So you want to load a file?
A guide for reading Excel, CSV, XML and JSON in a batch process.
1 - File -> dataset
The first step is to abstract away the file format. This abstract view of files is what we call a “dataset”. You want a system that produces a flat structure. If you get a CSV as input this transformation is almost non-existant: you just have to abstract away the specific delimiter used, quotation marks and other details. Other file formats can be more complex, here are some examples:
- a zip file with CSVs in it produces one dataset per CSV
- an Excel file produces one dataset per sheet
- structured data like XML and JSON is flattened so that you remove all the nesting
For CSVs you have to try to figure out what the delimiter is. The C in CSV is for “comma”, but that’s not what customers actually have all the time. Popular alternatives include semicolon, tab, and colon. You’ll get very far with just these.
The algorithm we use to find the delimiter is:
- First grab the first 60 lines and count how many of each of these delimiter characters we have on each line (we needed to go fast so we didn’t bother parsing quotation correctly, it didn’t matter in practice)

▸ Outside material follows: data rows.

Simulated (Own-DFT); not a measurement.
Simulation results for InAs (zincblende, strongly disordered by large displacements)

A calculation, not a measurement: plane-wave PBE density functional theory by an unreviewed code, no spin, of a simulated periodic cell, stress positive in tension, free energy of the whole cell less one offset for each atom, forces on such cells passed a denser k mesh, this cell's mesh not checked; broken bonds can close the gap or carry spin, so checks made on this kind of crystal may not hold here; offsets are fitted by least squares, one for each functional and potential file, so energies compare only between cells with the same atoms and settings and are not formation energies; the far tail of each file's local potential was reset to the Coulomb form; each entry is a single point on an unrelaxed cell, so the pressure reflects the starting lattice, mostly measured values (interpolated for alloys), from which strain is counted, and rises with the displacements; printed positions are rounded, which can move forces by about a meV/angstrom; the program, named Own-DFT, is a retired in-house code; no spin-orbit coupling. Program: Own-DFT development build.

- Now grab the delimiter that is most stable across these rows. Zero and one doesn’t count, you don’t want to end up with a delimiter that means the entire file always have one column! You don’t want to guess a delimiter where you end up with 12 columns on one row and 34 on another, you are aiming for one where it’s always the same number of columns.
2 - Find header
We have a very simple heuristic for this:
- Look only at the first 80 rows.
- For each row calculate a “header-like” score:
- Each cell that is non-empty and does not start with plus, minus or a number gives one point.
- If no row has a score above 0 then we didn’t find a row.
- The header is the line with the highest score, take the first one if multiple rows have the same score.
3 - Normalize header
For each cell in the header, normalize it:
cell = re.sub(r'[-:;/\\,. \(\)#\[\]{}\$\^\n\r\xa0*><&!"\'+=%]', '_', cell)
cell = re.sub('__+', '_', cell)
cell = cell.strip('_')
cell = cell.upper()
cell = cell or 'BLANK'
You might get away with being more aggressive than this, but you might also lose some important data if you’re too aggressive. This code has worked for us for many years and it’s been through some difficult times.
4 - Unique-ify headers
We have a lot of cases where we end up with multiple columns with the same name, especially “BLANK” (from the normalization step above), so we make sure we make all these unique by appending an underscore and number, so
BLANK, BLANK, BLANK
becomes
BLANK, BLANK_2, BLANK_3
There is an obvious limitation to this approach in that if they reorder columns with non-unique headers we can’t detect that, but we’ve found in practice that this hasn’t been a problem.
5 - Rule sets
From this point forward you might need one set of rules per customer, or even multiple rule sets per customer depending on how the data looks. In our product we have heavily optimized code to match the header row against requirements in the rule set to know which rule sets are applicable for a specific dataset. We don’t allow more than one rule set to match at a time, but that might be different for your application.
This matching has to be very fast. The reason is that we have many active rule sets per customer and we need to give feedback quickly to our internal users regarding which rule sets will apply. We show an error if more than one matches, and a warning of no rule set matches.
6 - Map customer headers to your headers
You must have a canonical set of headers that are valid for your system. Step one of the mapping is to map the customers normalized headers to your internal headers.
7 - Map customer data
This is the messiest part. We do some smart things like autodetect date formats by looking at the data, but ultimately this step largely depends on humans looking at the data and applying simple transformation rules to get to your own internal canonical data format. Scaling this step is largely dependent on how effectively you can reuse the mapping between dataset and customer. Or in other words: if the data is similar the same mappings could work for multiple datasets, thereby reducing the amount of work required on each dataset.